The concerned assessment year in the case of the appellant is the assessment year, 1999‑2000 i.e. it is an assessment year ending before the 30th day of June, 2002; and the assessment has been made after the 30th of June, 2002.i.e. the assessment was to be made by an income‑tax authority which was competent to make assessment with respect to a tax year ending after the 30th day of, June, 2002; thus in this case both the subsections (1) and (2) of section 239 are applicable. Thus insofar as the provisions of assessment are concerned, the same have been rightly applied in terms of subsection (1); however, the provision of subsection (2) has not been followed insofar as the approval for estimation of fair market value in terms of section 29 which was a part of the process of assessment has not been given by the competent authority which was the Commissioner of Income‑tax. In support of this contention the learned counsel has relied heavily on the judgment of the Hon'ble Karachi High Court in the case of Allied Motors Ltd. v. Commissioner of Income Tax reported as 2004 PTD 1173 wherein after exhaustively referring to and discussing clauses (13) and (65) of section 2, section 210 and subsections (1) and (2) of section 239 of the new Ordinance the Hon'ble Court has categorically held that under the new dispensation the power of IAC in terms of the repealed Ordinance lies with the Commissioner of Income Tax who may specifically delegate this power to the Additional Commissioner under section 210 or exercises the same himself.
It is an admitted position in this case that the approval in terms of section 29 of the repealed Ordinance was given by the Additional Commissioner of Income Tax Range‑II, Companies. Zone‑II, Lahore without any delegation of this specific power under section 210.
In view of the above discussion and argument put forth by the learned counsel and case‑laws cited supra, we have no hesitation in holding that the fair market value of the shares has been determined without the mandatory approval by the Inspecting Additional Commissioner, which renders the estimation without jurisdiction and unlawful. Accordingly, the addition under section 12(12) made by the Assessing Officer is hereby deleted.

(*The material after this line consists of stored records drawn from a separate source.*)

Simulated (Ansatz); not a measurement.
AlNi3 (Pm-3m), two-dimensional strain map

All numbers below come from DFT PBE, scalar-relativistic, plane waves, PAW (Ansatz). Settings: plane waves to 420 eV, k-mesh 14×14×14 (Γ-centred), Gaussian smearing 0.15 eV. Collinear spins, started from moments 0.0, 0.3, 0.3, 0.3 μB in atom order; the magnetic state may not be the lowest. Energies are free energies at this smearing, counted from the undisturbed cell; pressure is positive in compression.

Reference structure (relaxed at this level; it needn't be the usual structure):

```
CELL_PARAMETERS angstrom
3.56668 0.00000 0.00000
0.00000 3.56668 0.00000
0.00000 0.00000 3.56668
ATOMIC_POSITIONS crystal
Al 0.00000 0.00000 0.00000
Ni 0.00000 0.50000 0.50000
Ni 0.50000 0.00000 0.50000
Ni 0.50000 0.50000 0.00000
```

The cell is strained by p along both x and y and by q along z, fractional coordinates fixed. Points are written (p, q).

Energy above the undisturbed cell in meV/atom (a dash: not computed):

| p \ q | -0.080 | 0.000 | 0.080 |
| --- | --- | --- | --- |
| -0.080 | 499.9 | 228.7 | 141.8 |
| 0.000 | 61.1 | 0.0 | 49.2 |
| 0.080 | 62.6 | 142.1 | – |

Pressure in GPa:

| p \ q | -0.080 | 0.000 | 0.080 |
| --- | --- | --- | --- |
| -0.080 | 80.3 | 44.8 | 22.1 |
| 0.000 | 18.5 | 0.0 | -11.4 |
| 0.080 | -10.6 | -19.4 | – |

The Department .contention with reference to the revaluation of assets has already been adjudicated in the course of the decision of the assessee appeal and hence the issue has already been dealt with. Consequently the department's appeal in the case is hereby rejected.
As the appeal has been decided on the legal grounds therefore technical grounds need not to be discussed. Resultantly, the appeal filed by the assessee succeeds and that of the Department is hereby rejected
C.M.A./327/Tax (Trib.)Appeal accepted.